I don't know. It may well be that by the time Linux is seriously in
contention for cc-NUMA, the number of architectures will be seriously
reduced, in much the same way that the number of architectures for general
purpose computers got shook out in the '80s and '90s. In that case, my dire
warning won't really matter, and best practice and possibly even simple
algorithms will work.
One of the things I investigated at HP Labs in the mid 90s was on-the-fly
configuration by algorithm substitution. There was some good work on
underlying technology for the nitty part of substituting algorithms done at
the Oregon Graduate Center. This is substitution, rather than run time
choice, to avoid the overhead of making the algorithm-choice branch
frequently at runtime, and is an attempt to generalize techniques like
back-patching the memory copy routines at boot time.
As we all know, the major problem with one-size-fits-all-algorithms is
scalability. Algorithms that are efficient for small N in the order
statistic don't scale well, but algorithms for large N tend to have too much
overhead to justify using them when N is small. List management (of which
operating systems are major users) gives a trivial example. A list that
might have a half dozen items at all is trivial to maintain in sorted order
and to search linearly, while one with thousands of entries an frequent
insertions requires data structures that would have outrageous overhead for
small N, and may never be kept in sorted order at all.
cc-NUMA complicates the problem because not only do you have the dimension
of growth to take into account, which could probably be coped with by
back-patching generalizations, but you also have variation in system design.
Relative costs of coherence change at different numbers of processors, and
some systems have complicated memory hierarchies while others tend to have a
small number of levels. I've worked with machines where the "right"

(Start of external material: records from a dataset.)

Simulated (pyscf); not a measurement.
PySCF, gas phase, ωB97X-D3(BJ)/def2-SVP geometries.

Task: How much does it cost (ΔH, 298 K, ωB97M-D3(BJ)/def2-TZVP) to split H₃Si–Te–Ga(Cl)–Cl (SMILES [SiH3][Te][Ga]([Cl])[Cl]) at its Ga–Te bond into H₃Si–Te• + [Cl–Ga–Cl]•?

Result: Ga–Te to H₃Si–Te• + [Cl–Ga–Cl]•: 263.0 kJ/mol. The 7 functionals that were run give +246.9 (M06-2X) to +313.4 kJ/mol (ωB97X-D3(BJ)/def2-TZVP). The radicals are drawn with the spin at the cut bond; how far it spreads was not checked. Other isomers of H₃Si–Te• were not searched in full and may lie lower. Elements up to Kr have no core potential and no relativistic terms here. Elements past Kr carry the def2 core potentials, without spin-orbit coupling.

approach was to treat them as clusters of SMPs, effectively requiring an
approach in which each "virtual" smp ran its own independent kernel and a
lot of work had to be done to provide a single system image model and
support very efficient in-cluster IPC between the kernels. (See, for
instance, my idea "Sender Mediated Communication," and John Wilkes' patent
on a related idea, documented in the Hamlyn papers.) On other machines,
there wasn't such a break in the memory hierarchy and running the whole
thing as one virtual SMP with algorithms tuned to the cost of sharing was
the right approach. These systems may differ significantly in the source
code base of the implementation. Processor scheduling, paging, even I/O
processing models can vary radically between machines. (Try optimizing a
Tera using the same processor scheduling algorithms as are appropriate for a
T3, for example.)
But, as I say, this may all be a red herring, because the market place
doesn't tolerate a lot of diversity, and many of the interesting
architectures that the research community have worked on may never appear in
any significant numbers in the market place. If you are able to limit your
solution to the problem to a fairly narrow class of cc-NUMA machines, then
the problem really becomes simply the run-time replacement of algorithms
based on system size.
From: Jesse Noller [mailto:email@example.com]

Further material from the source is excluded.